PARIS — The 40-plus nations taking part in NATO’s International Security Assistance Force (ISAF) in Afghanistan are often in the dark about what space assets are available to them and are too often denied access to space-derived intelligence, according to the former chief of ISAF space operations.
U.S. Air Force Lt. Col. Tom Single, who this year returned from five months in Kabul trying to raise ISAF troops’ awareness of what satellites can bring to the war effort in Afghanistan, said secrecy often keeps coalition team members from speaking about space-related topics with each other.
Just as striking, he said, is the fact that many coalition members — the United States being the obvious exception — have not integrated satellites into their thinking about how to manage a war in a nation where communications by other means is often impossible.
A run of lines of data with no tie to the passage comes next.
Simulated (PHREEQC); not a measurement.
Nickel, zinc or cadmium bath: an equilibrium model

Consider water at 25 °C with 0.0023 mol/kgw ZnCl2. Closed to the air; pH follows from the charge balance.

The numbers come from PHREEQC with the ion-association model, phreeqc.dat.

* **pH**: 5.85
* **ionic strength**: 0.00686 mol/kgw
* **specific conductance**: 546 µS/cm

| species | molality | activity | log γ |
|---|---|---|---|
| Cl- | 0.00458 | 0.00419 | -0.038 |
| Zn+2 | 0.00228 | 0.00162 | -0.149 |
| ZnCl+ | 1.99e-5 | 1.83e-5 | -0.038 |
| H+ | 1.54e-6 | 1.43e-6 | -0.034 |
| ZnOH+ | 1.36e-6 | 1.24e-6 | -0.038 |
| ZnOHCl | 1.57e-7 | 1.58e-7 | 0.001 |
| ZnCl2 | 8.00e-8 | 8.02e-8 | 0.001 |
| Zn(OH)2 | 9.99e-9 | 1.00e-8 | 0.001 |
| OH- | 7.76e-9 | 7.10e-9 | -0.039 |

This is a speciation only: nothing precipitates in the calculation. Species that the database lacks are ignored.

“In some cases, insurgents were much more savvy in using space than the coalition forces — because they have to be,” Single said here during the April 20 Milspace 2010 conference organized by SMi Group of London.
Single, an air and space strategist at NATO’s Joint Air Power Competence Centre in Kelkar, Germany, has long been outspoken about the need for NATO to integrate space-enabled capabilities more fully into its operations. But the organization has faced budgetary and other difficulties in getting this done.
Being stationed in Afghanistan reinforced his assessment that only the United States and a few of its allies have begun pushing space capabilities out of the strategic command centers and into the field for troops to use.
Not the least of the problems is the continued secrecy that surrounds some space operations, especially in Afghanistan, where suspicion of Afghan troops remains despite increased integration between Afghan and NATO forces, he said.
“U.S. space operators are not trained in how to be integrated into a coalition environment,” Single said. “For example, the ISAF commander was asked to help minimize collateral damage” to Afghan civilians. “How do we make use of classified space capabilities in a coalition? I certainly didn’t talk a lot about space when the Afghan colonel was there.”
Even other ISAF nations were denied access to space-based intelligence or assets that could affect coalition operations. “Due to classification levels, we can’t share this with 44 nations, so we often worked these issues behind closed doors,” Single said. “Over-classification and releasability are the No. 1 challenges. Sometimes, just because a piece of information came from a space system, it was marked ‘Secret.’ And this is true not only of U.S. systems but of others as well.”
He added that few, if any, of the military satellites owned by European NATO members have been tasked for use by ISAF.
Given its lack of infrastructure and severe weather, Afghanistan should be an ideal arena for making maximum use of satellites of almost every kind: radar observation spacecraft to determine snow thickness and predict when roads will be flooded, optical satellites to ensure that a bridge is still functional after heavy rain, and wide-field multispectral imaging spacecraft to predict crop yields for drug interdiction, among others.
Single said he had expected that the Afghan population and the Afghan armed forces would be ill-equipped to use space technology, including hand-held GPS terminals, given the nation’s general economic condition. What surprised him is how few ISAF nations have placed space systems into the hands of their ground troops.
But if the Afghan troops are not aware of what space systems can to for them, the insurgents that they and the ISAF troops are fighting appear to be learning fast.
“Our adversaries have become very savvy users of space,” Single said. “They are getting good at it, and they know how much we depend on it.”
The same is true in Somalia, he said, where pirates taking ships hostage for ransom have demonstrated their sophistication about which onboard systems to disable to avoid detection and capture.
One European defense official agreed with Single but said the road to sharing of space systems among coalition partners would be long. “Military satellites in Europe are designed for use only by the nation that owns the asset, or at best for bilateral use as part of an exchange agreement with another nation,” this official said.
Single proposed that ISAF forces with the most knowledge of space first learn how to share their assets among themselves. “If I am in Afghanistan and I want to access a French satellite, how do I do that?” he said. “Space needs to be integrated into NATO’s operational planning process. We need a NATO Space Operations Control Center, and we need to create a subset of NATO’s 28 member nations that are space-minded. Coalition warfare is here to stay. Your entire system needs to be designed for it.”